Our use case is as follows: We have multiple custom trained models (in the hundreds, and the number increases as we allow the user of our application to create models through the UI, which we then train and deploy on the fly) and so deploying each model to a separate endpoint is expensive as Vertex AI charges per node used. Based on the documentation it seems that we can deploy models of different types to the same endpoint but I am not sure how that would work. Let's say I have 2 different custom trained models deployed using custom containers for prediction to the same endpoint. Also, say I specify the traffic split to be 50% for the two models. Now, how do I send a request to a specific model? Using the python SDK, we make calls to the endpoint, like so:
from google.cloud import aiplatform
endpoint = aiplatform.Endpoint(endpoint_id)
prediction = endpoint.predict(instances=instances)

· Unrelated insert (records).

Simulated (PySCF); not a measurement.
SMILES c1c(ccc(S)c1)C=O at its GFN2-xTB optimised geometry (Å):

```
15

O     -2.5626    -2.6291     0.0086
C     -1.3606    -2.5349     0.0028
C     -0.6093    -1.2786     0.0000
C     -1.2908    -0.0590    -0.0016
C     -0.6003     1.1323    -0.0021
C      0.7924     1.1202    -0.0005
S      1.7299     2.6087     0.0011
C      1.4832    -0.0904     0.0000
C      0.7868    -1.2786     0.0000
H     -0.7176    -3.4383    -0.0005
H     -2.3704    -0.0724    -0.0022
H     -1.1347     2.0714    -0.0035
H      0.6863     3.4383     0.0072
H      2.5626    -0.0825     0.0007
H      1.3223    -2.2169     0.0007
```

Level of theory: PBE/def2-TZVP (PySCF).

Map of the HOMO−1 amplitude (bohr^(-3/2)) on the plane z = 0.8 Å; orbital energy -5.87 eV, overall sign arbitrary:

# where endpoint_id is the id of the endpoint and instances are the observations for which a prediction is required
My understanding is that in this scenario, vertex AI will route some calls to one model and some to the other based on the traffic split. I could use the parameters field, as specified in the docs, to specify the model and then process the request accordingly in the custom prediction container, but still some calls will end up going to a model which it will not be able to process (because Vertex AI is not going to be sending all requests to all models, otherwise the traffic split wouldn't make sense). How do I then deploy multiple models to the same endpoint and make sure that every prediction request is guaranteed to be served?